Skip to content

Audio Annotation

Welcome to the heart of Whombat, the hub where all annotation work takes center stage: the annotation projects. Here, one or many annotators delve into the audio material, showcasing their audio expertise by highlighting crucial sound events and adding meaningful annotations.

In this section, we will guide you through various topics:

  1. Understanding Annotation: Delve into the fundamentals of annotation.
  2. Getting Started with Annotation: Learn how to initiate your annotation work in Whombat.
  3. Creating or Importing an Annotation Project: Explore the steps to set up a new project or import an existing one.
  4. Selecting Annotation Tags: Understand the importance of selecting the right tags for annotation.
  5. Adding Annotation Tasks to a Project: Discover how to enhance your project with specific annotation tasks.
  6. The Annotation Project Dashboard: Navigate through the project dashboard for a comprehensive overview.
  7. Annotating a Clip: Dive into the actual process of annotating a clip with precision.
  8. Exporting the Data: Learn how to export annotated data for further analysis or sharing.

Understanding Annotation

Annotation in audio is about adding human-interpretable meaning to raw audio data, and it can take various forms. For instance, attaching a tag to a recording constitutes a form of annotation. However, Whombat primarily centers on two types of annotation.

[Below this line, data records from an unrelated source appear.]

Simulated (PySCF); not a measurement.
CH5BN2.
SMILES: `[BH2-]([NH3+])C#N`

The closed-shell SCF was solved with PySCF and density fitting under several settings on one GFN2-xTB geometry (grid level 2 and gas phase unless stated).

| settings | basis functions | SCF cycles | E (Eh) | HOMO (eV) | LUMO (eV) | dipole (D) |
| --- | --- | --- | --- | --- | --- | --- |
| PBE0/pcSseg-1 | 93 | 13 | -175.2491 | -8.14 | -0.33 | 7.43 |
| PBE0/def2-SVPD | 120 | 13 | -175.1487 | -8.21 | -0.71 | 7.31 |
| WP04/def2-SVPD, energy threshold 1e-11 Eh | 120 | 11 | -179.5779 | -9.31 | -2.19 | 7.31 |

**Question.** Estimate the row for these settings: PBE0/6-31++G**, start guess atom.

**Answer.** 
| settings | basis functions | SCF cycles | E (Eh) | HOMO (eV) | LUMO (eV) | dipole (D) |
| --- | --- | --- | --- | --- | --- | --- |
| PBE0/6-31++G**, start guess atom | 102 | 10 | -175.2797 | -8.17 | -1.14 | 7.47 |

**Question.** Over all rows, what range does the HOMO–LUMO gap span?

The first type is annotating sound events. In Whombat, a sound event encompasses any distinguishable sound of interest to the annotator. To annotate a sound event, the annotator marks the RoI in the spectrogram where the sound occurs and attaches tags or notes to it.

Defining the RoI

The method an annotator uses to mark the RoI for each sound event can vary, depending on the type of sound being annotated. Whombat provides multiple approaches for this. For instance, annotators can use a bounding box to encompass the starting and ending time of the sound event, along with its lowest and highest frequency. Alternatively, annotators may choose to mark only the exact moment in time when the sound occurs, particularly for short pulses.

The second type is annotating an audio clip. Annotations for a clip in Whombat involve attaching tags or creating notes for the entire clip, not for a specific sound within it. However, when annotating a clip, the annotator can, of course, create annotations for the sound events within the clip.

What is a Clip?

In Whombat, an audio clip is a portion of a complete recording, like the first second of a soundscape. Surprisingly, the entire recording can also be seen as a clip, and even a clip extending beyond the recording's end is valid. Whombat leans on clips for annotation because they offer a standardized and more manageable way of annotating. Imagine annotating a full 1-hour recording—clips make this task more feasible. Additionally, using clips of consistent duration within a project enhances comparability.

With these two ways of annotation, Whombat lets you describe audio details exactly as you need.

Annotation serves a specific purpose, whether it's reviewing all recordings from a dataset or gathering material for ML development. To streamline this process, Whombat neatly organizes all annotation work into annotation projects.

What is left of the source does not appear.